You’ll hear people say that there’s a lack of good inventory for sale.
The total number of attached and detached homes for sale was 23,649 in September, 2007.
Today it’s down to 10,123, counting those pending short sales that are still marked ‘active’ – it’s probably more likely to be in the 8,000 to 9,000 range. SB mentioned that Sandicor has a new status called ‘CONT’ for sales that have offers in contingent on lender approvals, but it’ll take time before agents incorporate it – there was no mandatory requirement to go back through your listings and re-mark them.
Yet there are virtually no good buys lying around – they get snapped up immediately upon listing.
WHAT CAN BUYERS DO? WAIT – FOR THE FOLLOWING:
A. WAIT FOR LISTING AGENTS TO WAKE UP
There are still thousands of homes for sale, but their listing agents are drinking the kool-aid. They read headines that say sales are up, and hear stories around the water cooler about hot deals and multiple offers. They want to believe that it’s just a matter of time before a buyer comes along.
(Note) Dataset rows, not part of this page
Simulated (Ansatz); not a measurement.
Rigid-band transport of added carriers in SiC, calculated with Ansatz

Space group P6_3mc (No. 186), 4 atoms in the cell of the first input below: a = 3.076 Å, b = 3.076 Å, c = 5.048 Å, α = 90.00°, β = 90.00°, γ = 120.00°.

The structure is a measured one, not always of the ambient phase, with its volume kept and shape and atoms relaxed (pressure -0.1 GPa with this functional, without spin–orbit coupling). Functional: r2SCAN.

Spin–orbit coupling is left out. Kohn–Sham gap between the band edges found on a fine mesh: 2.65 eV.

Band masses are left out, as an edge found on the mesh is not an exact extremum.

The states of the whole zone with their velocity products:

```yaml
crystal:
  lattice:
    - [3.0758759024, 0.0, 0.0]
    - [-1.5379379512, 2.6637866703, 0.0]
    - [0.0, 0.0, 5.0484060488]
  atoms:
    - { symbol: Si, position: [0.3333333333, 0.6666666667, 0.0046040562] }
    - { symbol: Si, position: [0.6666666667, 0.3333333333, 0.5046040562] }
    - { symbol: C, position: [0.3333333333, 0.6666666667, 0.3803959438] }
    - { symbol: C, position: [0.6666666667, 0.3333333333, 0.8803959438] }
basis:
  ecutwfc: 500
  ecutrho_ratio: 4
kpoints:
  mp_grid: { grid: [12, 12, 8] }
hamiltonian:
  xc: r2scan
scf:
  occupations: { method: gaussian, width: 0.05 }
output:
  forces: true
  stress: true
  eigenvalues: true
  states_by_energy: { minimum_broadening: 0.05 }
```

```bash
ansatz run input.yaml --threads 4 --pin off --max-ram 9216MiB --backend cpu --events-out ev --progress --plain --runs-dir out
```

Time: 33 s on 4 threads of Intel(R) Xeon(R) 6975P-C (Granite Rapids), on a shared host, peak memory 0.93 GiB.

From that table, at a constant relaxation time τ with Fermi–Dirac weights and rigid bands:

Excuses heard recently from agents trying to justify their list price, and, as a result, not selling:
- “It has six figures in upgrades” (no offers in almost 3 months of trying)
- “Just have to find the right buyer” (1950s home in original condition)”
- “For that money you should be looking at condos” (same agent trying to sell since 9/07)
- “You’re going to have to do better than that, kiddo.”
If a house is on the open market, the only question that matters is, “Have you had offers?”
If the answer is no, then the price is TOO HIGH! Yet even the experienced veteran agents think that their job is to protect their sellers from selling too low, and to wait instead for that magical ‘LUCKY SALE’. “Waiting” works when prices are increasing – but in this market, agents have a fiduciary duty to tell their sellers to lower their price. But they don’t do it.
B. WAIT FOR MORE REOs
Everyone is talking about it, from Bruce Norris to Dan McAllister, from the blogging community to the local grocery bagger.
More REOs coming to market will provide inventory that is hard to find today – properties with the right price, and that you can buy today. In the better areas that have had fewer bank-owneds, a frenzy will break out at the sight of a well-priced REO.
The coming REO listings could get absorbed, with the lack of other realistically-priced listings – everything else on the market is picked over, and buyers want new meat! The recent REOs haven’t been selling cheap either.
You can see them coming too – here are the SFRs on the foreclosure lists: 30 in Rancho Santa Fe, 50 in Del Mar/Solana Beach, 70 in Carmel Valley (29), 130 in Encinitas (25), and 300 in Carlsbad (26). In parenthesis are those valued over $1 million.
If the aren’t enough buyers, the motivated bank-sellers will lower their prices until sold. But they haven’t had to discount many REOs, at least so far. They’ve been very successful listing at 2%-5% under comps – with more REOs in the higher price ranges, that formula may get tested.
C. TRY SHORT SALES
There will probably be more short sales coming to market, than foreclosures – only because it’s still early. If you have time (3-6 months) to wait and see if the bank will approve your terms, then there could be some opportunity. But patience is required.
The banks aren’t rolling over on lowball short sales.
The agent in La Costa Oaks who tried to dump and run at $920,000 had to put the listing back on the market yesterday – for $1,065,000, the bank’s appraised value.
D. EXPAND YOUR TARGET ZONE
If schools are a primary motivator, investigate them carefully. The high schools especially have seen movement – did you know that La Jolla, Torrey Pines, CCA, La Costa Canyon, Carlsbad, and San Marcos High Schools are all rated an “8” at the website www.greatschools.net? I don’t know much about the website’s accuracy, but it wasn’t that long ago that they rated Torrey Pines a “10”.
There are reports of rampant drug use at all SD high schools (my oldest is graduating next week!).
E. PAY MORE
I don’t condone over-paying – most listings I see are 10% to 20% too high, and you have to let them go. But if you are within 1-2% of making a deal, consider the benefit of ending the frustration. It will get more frustrating, not less, should more foreclosures hit your market. The additional competition between buyers will likely push prices beyond the ‘nice buy’ range, and into the ‘retail-ish’ range.
In summary, the longer you wait, the better your chances of seeing more product, but finding the right house at the right price is very difficult. I think that there are many homeowners who are just now defaulting, and will hit the market as short sales or REOs over the next 1-2 years. They should help fuel the supply, but if you can’t find the right house at the right price, it won’t matter much.